Photo by Jesus R. Garcia

But, the 2022 Nissan Frontier Pro4X, while smaller in size, offers the visual presence and performance of a pea-cocking 4×4 super truck while flying under the radar of big-truck stereotypes. Moreover, the new Nissan Frontier Pro4X honors its D21 Hardbody ancestor with convenient dimensions, the off-road prowess of a mountain goat, and a powerful V6 engine.

Catching Air and Making Rooster Tails with the Frontier Pro4X

In the recent past, I have experienced the 2022 Nissan Frontier Pro4X off-road capability at two different all-terrain testing events. This time I was testing the mid-size 4×4 on home turf on a ranch in South Texas. Here on the dirt roads, the Nissan Frontier proved it could handle the demands of a farm truck while also providing a surprising amount of thrills.

The Frontier’s 3.8-liter V6 (standard on all trim levels) produces 310-hp and 281 lb.-ft of torque. Furthermore, it uses a nine-speed automatic transmission to send its power to the rear wheels. Off-road-ready trim levels like the Pro and Pro4X offer on-the-fly selectable four-wheel-drive via a dial on the dashboard. What I found surprising was how quick the 2022 Nissan Frontier pickup truck feels.

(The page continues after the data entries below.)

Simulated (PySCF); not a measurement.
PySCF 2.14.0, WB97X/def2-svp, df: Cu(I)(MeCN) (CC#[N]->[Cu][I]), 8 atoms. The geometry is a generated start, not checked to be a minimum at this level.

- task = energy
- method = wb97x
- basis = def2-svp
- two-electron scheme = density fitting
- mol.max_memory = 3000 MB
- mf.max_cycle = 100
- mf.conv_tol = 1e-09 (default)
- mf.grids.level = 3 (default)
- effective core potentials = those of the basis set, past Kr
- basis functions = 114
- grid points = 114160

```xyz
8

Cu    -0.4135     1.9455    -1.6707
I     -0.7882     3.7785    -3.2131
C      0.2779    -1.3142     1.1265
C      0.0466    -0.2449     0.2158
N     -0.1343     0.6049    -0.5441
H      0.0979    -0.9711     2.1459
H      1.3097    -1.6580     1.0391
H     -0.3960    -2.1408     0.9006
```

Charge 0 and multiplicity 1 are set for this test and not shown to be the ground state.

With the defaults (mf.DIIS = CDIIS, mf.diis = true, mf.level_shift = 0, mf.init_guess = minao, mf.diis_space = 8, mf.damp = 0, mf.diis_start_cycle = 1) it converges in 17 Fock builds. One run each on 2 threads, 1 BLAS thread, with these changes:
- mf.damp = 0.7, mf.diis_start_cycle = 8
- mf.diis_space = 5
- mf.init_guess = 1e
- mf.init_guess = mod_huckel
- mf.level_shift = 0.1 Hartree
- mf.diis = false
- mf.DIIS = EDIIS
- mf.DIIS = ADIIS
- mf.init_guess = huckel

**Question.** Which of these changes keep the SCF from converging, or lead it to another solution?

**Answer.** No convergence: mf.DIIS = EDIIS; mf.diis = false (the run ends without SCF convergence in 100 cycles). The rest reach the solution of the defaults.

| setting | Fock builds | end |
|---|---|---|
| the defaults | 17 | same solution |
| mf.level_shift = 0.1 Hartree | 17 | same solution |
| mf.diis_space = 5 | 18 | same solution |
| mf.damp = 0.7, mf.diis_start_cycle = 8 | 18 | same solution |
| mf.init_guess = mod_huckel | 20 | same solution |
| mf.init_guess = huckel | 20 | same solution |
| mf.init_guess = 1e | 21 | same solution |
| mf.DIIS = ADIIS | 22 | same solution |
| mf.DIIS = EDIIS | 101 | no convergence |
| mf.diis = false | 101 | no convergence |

Here on the dirt roads, the Nissan Frontier proved it could handle the demands of a farm truck while also providing a surprising amount of thrills.

On paper, the Frontier Pro4X sprints from zero to 60 mph in the seven-second range, depending on its body style configuration and drive setting. But in the real world, the truck feels quick and light on its feet as the nine-speed gearbox runs through its gear in rapid-fire secession. I frequently had to ease off the throttle to avoid unintentionally breaking the speed limit. Surprisingly quick performance is a common characteristic with Nissan vehicles that is not limited to the Z and GTR. Anyone who owns or has driven a Nissan Altima can attest to the brand’s wolf in sheep’s clothing brisk acceleration.

As a result, I could blast down bumpy, slippery dirt roads at high speeds with total control. I felt the wheel go numb in a few instances and felt light in my seat as the truck lifted off the ground. The Pro4X package all-terrain tires and Bilstein off-road shocks absorbed the force of gravity upon landing. The Nissan Frontier has notably firm steering, which does require getting used to, like a new workout routine.

Photo by Jesus R. Garcia

Like a high-performance super truck, the 2022 Nissan Frontier Pro4X comes with a temptation to walk with a heavy right foot. It’s a fun pickup truck to drive. It accelerates like it wants to impress you with a subtle but noteworthy V6 hum as it propels forward to a limited top speed of over 110 mph. The acceleration and ride height provokes a sudden burst of unexpected joy on par with finding a 20 dollar bill in an old coat. This mid-size truck is happy to spin its rear wheels and produce Foghorn Leghorn size rooster tails on the back roads of rural communities.

Pros and Cons with the 2022 Nissan Frontier Pro4X

There are a few things I did not like about the 2022 Nissan Frontier Pro4X. For starters, the Sports Bar ($1,095 option) increases the truck’s curb appeal with a touch of tactical ruggedness. While stylish, it makes it harder to reach objects stored at the back of the cargo bed. The off-road step rails ($950 option) look great, but their sandpaper bed liner texture makes scuffing a pair of boots as easy as spraying mud off them. 

Photo by Jesus R. Garcia

Another con with the Nissan Frontier is the lack of color in its interior. But, on the plus side, the Frontier’s interior is still a better place to sit compared to its main competitor, the Toyota Tacoma, which feels like sitting inside a Corolla with a taller ride height. Considering the Pro4X is a premium trim level, one would expect more than a plain black and gray cabin. Lastly, the Pro and Pro4X trim levels should offer a better exhaust system to give the V6’s note some baritone.

Photo by Jesus R. Garcia

Now for the pros. The quality sound of its Fender audio system will have you sitting in parking lots waiting for songs to finish before opening the door. The rear seating legroom is ample, with storage space under the seat. Moreover, the LED lights in the cargo bed are powerful enough to turn night into day. I appreciate that Nissan decided to stick with a simple pull-down gear shift lever instead of a dial. This kind of shifter is easier to use and feels almost nostalgic. My favorite thing about the Nissan Frontier Pro4X is how it drives. Its handling characteristic promotes joy even at school zone speeds. The Nissan Frontier is eager to please, like a Labrador puppy.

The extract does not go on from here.